Police Investigate Pellet Shootings of GDS Students, Neighborhood Car

A police car parked outside GDS during afternoon carpool. Photo by Olivia Brown.

Editors’ note (Sept. 29): GDS administrators commanded the editors of The Augur Bit to remove from this article the first names and last initials of the two victims of Friday’s pellet attack who spoke with the Bit. The third victim’s name had already been removed at his request.

Shortly after 1 p.m. on Friday, three GDS students were shot at with pellets in front of the GDS lower/middle school. One of the victims told the Bit in an interview that the pellets were shot out of a silver car by a young man in a ski mask. No one was seriously injured during the incident.

The three sophomores returned to the GDS building after the shooting occurred. A second victim told the Bit they didn’t take the incident very seriously at first. “We just walked back and talked to some people about it,” he said in an interview. “As we were talking to some people about it, we realized this was right in front of the LMS; this could have been serious.”

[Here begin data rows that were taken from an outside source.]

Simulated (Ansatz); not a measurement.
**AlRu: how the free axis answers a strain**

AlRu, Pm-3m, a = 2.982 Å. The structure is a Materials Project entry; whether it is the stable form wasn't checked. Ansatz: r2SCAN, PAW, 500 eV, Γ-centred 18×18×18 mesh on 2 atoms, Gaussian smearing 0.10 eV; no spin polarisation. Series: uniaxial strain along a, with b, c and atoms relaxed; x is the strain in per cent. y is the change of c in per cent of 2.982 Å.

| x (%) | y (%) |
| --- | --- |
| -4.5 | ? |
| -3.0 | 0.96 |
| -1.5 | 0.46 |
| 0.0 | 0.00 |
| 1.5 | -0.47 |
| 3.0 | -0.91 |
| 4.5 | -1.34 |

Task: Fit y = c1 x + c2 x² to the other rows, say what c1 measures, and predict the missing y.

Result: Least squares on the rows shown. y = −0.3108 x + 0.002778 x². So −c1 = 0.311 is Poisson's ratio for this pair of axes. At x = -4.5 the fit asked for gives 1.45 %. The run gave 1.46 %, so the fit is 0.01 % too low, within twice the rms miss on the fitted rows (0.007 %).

At that point, the second victim said, about 20 minutes after the shooting, the three students went to tell their grade dean, Julie Stein. (Nick Prout, the high school’s director of security, told the Bit the shooting took place between 1:15 and 1:30, the time frame included in a previous version of this article). Prout called the Metropolitan Police Department (MPD), and the victims then met in the grade deans’ offices with administrators and police officers who had arrived at school.

According to an email sent to the high school community by Principal Yom Fox on Friday, the MPD issued a crime alert to inform D.C. residents of the incident. “Our security team responded quickly, assisting the students and calling the police, and our high school administration contacted the students’ families,” Fox wrote.

The first victim said he and his friends were walking in front of the triangular park between Wisconsin Avenue and the lower/middle school building, on their way back to GDS from lunch at Sol Mexican Grill, when the attack occurred. He said the three of them were dressed in “preppy outfits” as part of a psych for their upcoming cross country meet. (The prior version of this story quoted a student who had heard about the attack from one of the victims saying that they ran away; they did not.)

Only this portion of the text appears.